Saturday, April 28, 2007

Take Me Out To The Ball Game

Last week, I ALMOST caught a ball at the Yankees game. Two things happened that prevented my would-have-been magnificent catch:
1. I ducked (I really don't like fast balls coming near my head, but I still put my hand out and half expected to catch it anyway).
2. The ball curved at the last second and landed ions away from me.
Slightly relieved and VERY embarrassed that I assumed the duck-and-cover position, my friend consoled me, "Hey, it's not your fault you didn't catch the ball. It was impossible with that curve." Well, he was right. It certainly wasn't my fault that the ball didn't arrive right in the palm of my hand like I thought it should have-- it was the fault of science. More specifically, it was the fault of the ball's stitches and speed.
When I got home, of course I googled "curve balls" just so I could find an "official" reason why I didn't even come close to catching the ball. As it turns out, there have actually been a lot of studies on the curve ball situation. For example, back in 1959, Lyman Briggs, (former director at the National Institute of Standards and Technology) did a study to settle a ferocious dispute over how much a ball could curve over the course of 18 meters (the distance from the pitcher's mound to the home plate). I'm not sure what was "ferocious" about the dispute, but that's what the article said. In any case, Lyman found out that the amount of curve is determined NOT by the spin but rather by the speed of the ball.
One thing that affects the speed are the stitches. So in addition to fashion, these little notches also have a a function: they are a force of resistance as the ball goes whizzing through the air, ultimately causing the ball to slow down. The force of resistance is proportional to velocity because faster objects experience more drag. The curve depends on how the ball rotates through the air and at what speed it is going, as well as how the stitches form a "boundary layer" that reacts with the air around a moving ball. Still confused? Here's how the "Why Files" explain it:
"Consider a pitched ball rotating about a vertical axis and approaching the plate. Due to the rotation, one side is moving considerably faster through the air than the other side. The air will exert a greater force on that side, pushing the ball away from it -- toward the side with the slower relative motion. The result is a curve ball."

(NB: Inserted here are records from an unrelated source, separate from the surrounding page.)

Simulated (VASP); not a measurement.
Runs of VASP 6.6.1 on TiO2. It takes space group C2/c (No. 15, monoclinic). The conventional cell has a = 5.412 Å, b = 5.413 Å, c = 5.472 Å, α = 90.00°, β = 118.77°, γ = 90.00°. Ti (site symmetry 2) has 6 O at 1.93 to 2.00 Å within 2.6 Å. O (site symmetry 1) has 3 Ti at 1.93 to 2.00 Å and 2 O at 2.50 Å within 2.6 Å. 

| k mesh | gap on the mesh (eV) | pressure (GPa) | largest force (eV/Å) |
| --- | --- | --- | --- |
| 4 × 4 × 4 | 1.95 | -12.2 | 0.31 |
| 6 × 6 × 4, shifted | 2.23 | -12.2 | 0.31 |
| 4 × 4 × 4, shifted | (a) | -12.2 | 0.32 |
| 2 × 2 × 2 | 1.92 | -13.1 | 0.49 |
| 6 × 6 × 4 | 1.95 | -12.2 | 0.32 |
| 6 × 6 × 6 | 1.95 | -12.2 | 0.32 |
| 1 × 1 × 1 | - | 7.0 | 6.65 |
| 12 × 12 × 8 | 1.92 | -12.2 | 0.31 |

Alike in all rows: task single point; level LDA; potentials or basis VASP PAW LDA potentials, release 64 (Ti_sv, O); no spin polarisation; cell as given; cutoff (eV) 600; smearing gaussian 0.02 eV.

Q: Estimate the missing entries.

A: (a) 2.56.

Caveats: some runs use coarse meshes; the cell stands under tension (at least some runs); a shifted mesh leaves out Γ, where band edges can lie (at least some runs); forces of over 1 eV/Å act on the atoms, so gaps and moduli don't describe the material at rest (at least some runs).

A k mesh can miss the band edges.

I find this stuff interesting, but not at all reassuring, so I plan on assuming my duck-and-cover position at the next game too. Maybe one of the players will (slowly) throw me a helmet. Honestly, with all those fast balls flying into the bleachers, it's not a bad idea. Unless you're a total math geek, you'll never be able to calculate the curve of a ball as it comes at your head. Science gives you an excuse for not catching the ball, but it's really no help otherwise. Baseball fans, the moral of the story is to protect your noggin. Wear a helmet.

1 comment:

Dennis Ogburn said...

The ball landed ions away from you? Ions are very small, many millions could fit on the head of a pin. Unless the ions in question were in the upper atmosphere of course, but then the ball would have been nowhere in sight.

I'm guessing that the ball would be positively charged, losing electrons as it zoomed through the air, and so would be attracted to any group of negative ions nearby. Considering the Yankees' record this year, that could have been in lots of places in the stadium....